Modern data centers may contain tens or hundreds of thousands of computers, which can also be referred to as nodes. Each node may contain a port, such as a serial port, through which log data may be sent. Log data is typically information related to the node that may be analyzed to determine node performance or to debug errors that may have occurred on the node. In many data centers, the log data from each node may be collected on a small number of logging servers. Thus, log data from many nodes may be retrieved without having to access each node individually.
Although providing central log servers to aggregate log data from many nodes provides an efficient way of gathering log data without having to access each node individually, such aggregation is not without problems. For example, log data is typically sent out of a serial port on a node. In order for a log server to gather log data from each node, a serial cable must be routed between each node and the log server. Given the ever increasing density of nodes in a standard rack, the burden of such cabling becomes overwhelming. For example, there are current data center cartridge architectures that allow for 45 cartridges with four nodes per cartridge per enclosure, with 10 enclosures per rack. This density translates to 1800 nodes per rack, which in turn would necessitate 1800 serial cables. As it would be unreasonable to have 1800 serial ports on a log server, additional equipment, such as serial expanders would be needed.
To partially overcome this problem, the virtual serial port was created. Using a virtual serial port, log data that would normally have been sent over the serial port is sent over a network connection. For example, each node may establish a connection with a log server over a network. For example, the network may be an Ethernet network that connects all of the nodes and log servers within a data center. Log data that would normally be output over a serial port may be placed into a packet and sent over the connection established with the log server. Because the data is traveling over a network, the data connection may be encrypted to enhance security. As should be understood, use of a network topology eliminates the need to have a specific cable between each node and the log server.
Although use of a virtual serial port resolves some of the issue related to gathering log data at a log server, the virtual serial port itself creates additional problems. For example, because a connection must be established between each node and the log server, each node must be individually configured with the network address of the log server. In addition, a connection must be established and maintained between each node and the log server. Although this may not be a large issue at the node, the same cannot be said about the log server. Given the example density above, a single rack may need 1800 connections to be established with the log server. Further exacerbating the problem may be the use of encryption on each connection. If encryption is used, the overhead for encrypting and decrypting the log information sent over the connection may be excessive.

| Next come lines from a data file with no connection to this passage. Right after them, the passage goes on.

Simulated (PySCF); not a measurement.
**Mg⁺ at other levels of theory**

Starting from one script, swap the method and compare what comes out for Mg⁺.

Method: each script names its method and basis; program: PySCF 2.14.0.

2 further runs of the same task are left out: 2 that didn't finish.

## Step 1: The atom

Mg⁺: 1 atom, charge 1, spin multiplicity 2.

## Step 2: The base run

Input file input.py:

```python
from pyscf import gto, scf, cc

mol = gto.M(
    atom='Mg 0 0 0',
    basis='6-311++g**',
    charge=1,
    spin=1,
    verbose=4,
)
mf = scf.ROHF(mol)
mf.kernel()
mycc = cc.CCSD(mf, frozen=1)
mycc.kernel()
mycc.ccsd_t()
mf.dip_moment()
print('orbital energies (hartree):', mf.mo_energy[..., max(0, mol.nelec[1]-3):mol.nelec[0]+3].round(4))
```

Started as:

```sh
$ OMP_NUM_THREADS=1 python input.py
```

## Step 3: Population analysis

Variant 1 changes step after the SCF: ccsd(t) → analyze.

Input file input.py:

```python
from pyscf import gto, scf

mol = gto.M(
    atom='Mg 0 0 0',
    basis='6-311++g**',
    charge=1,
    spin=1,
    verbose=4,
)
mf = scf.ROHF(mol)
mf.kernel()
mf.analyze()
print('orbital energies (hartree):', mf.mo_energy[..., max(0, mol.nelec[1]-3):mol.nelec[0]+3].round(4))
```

The techniques described herein overcome these problems by aggregating log data prior to sending to a log server. Each node may send log data over a virtual serial connection to an aggregation node. The aggregation node may be local to the enclosure and/or rack, in a trusted domain, such that encryption is not needed between the node and the aggregation node. The aggregation node may establish a secure connection, such as a Secure Shell (SSH) connection with the log server. The log data received from each node by the aggregation node may be sent to the log server. Thus, there is no longer a need for each node to establish a secure connection to the log server.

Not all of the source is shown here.